$35 LAN Party...
Lennart Sorensen
lsorense-1wCw9BSqJbv44Nm34jS7GywD8/FfD2ys at public.gmane.org
Tue Feb 5 15:19:44 UTC 2013
On Mon, Feb 04, 2013 at 08:47:23PM -0500, Anthony de Boer wrote:
> Just get yourself any reasonable netbook and you've got all that in a
> package you can flip open with far less hassle than plugging together
> a bunch of components. Juggling a Pi with all that just isn't viable.
>
> Granted, being able to go somewhere up north with a nice big flatscreen
> and a Model M keyboard and be able to fit everything else you need to
> do some coding in your back pocket could still be a Pi application.

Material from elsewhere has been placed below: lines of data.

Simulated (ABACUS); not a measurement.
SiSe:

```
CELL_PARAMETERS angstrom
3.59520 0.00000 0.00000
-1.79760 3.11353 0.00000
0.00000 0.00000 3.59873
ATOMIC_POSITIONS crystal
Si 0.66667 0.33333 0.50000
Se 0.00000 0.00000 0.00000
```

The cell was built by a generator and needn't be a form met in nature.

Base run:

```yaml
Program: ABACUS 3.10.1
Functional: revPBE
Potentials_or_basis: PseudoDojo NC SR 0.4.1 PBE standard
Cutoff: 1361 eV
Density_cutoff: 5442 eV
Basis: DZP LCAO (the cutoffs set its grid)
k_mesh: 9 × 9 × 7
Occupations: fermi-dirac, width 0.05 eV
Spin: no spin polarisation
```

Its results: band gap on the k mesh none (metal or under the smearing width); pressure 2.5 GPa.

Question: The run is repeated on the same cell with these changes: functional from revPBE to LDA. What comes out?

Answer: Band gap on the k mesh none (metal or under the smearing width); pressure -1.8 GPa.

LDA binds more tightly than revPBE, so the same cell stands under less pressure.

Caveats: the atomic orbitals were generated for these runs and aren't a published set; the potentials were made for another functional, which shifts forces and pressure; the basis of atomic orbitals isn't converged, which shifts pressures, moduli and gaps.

> But if you're hauling a pile of stuff then a bigger computer works too.
>
> The Pi shines mostly for being cheap and tiny and having GPIO pins.
>
> Note also that the latest Intel thing about them getting out of the
> traditional desktop-board racket is not because desktops are dead, but
> rather that the ATX form factor is a huge waste of real estate: Intel can
> do all it wants to do for a high-end machine on a four-inch-square board
> nowadays. And that's only about double the size of a Pi.
The memory and cpu sockets alone take more than that on a high end intel.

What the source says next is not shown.